04 October, 2016

Rewards Schemes In Game Psychology

Was reading about a study that measured results of performance based on intrinsic and extrinsic reward schemes HERE.

The short of it is this...

People were relatively happy to solve puzzles for free because of intrinsic motivators.

Adding an external motivator (cash payments) increased how many puzzles they solved. Yay!

Subsequently taking that extrinsic motivator away tanked their motivation and reduced their performance to less than it was originally. Boo!

Offering an external reward and then taking it away is sometimes worse than never offering it in the fist place. It’s something psychologists call “the overjustification effect” and it has been found in various other studies as well.

Whether an external reward will trigger the overjustification effect depends on a few things. The person must be intrinsically motivated to start with, then she must start receiving an external reward that gradually takes center stage in her mind. It also helps if the external reward comes at first as a surprise.
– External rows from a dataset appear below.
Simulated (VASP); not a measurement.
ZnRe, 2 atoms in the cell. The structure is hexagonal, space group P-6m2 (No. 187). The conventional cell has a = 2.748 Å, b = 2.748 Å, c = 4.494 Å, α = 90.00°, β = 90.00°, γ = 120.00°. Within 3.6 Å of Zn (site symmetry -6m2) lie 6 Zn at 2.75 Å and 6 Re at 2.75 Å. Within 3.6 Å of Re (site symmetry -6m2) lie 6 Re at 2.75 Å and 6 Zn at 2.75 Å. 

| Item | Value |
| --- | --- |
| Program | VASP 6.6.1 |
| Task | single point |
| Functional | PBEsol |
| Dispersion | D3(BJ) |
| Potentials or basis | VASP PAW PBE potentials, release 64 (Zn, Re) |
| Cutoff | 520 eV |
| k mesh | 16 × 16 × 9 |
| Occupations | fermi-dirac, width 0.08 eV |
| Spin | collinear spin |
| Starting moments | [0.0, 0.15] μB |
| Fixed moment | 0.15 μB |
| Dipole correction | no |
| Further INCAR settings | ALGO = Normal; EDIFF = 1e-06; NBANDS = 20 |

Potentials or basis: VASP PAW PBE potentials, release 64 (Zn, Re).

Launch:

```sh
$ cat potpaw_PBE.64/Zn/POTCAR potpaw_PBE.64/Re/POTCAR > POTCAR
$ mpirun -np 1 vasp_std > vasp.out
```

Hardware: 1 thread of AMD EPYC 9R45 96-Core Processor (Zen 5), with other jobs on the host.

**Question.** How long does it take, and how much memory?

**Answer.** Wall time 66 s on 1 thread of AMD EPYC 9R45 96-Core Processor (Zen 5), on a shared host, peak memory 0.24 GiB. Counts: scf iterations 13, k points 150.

Another factor that’s important is whether the external motivator is seen as controlling and even manipulative rather than simply informational. It matters if a game tells you “Hey you aren’t playing right if you don’t aim for this achievement.” That’s controlling and hurts intrinsic motivation. But if it tells you “Hey, you’ve been doing your thing and that earned you this achievement” that’s informational and should increase intrinsic motivation.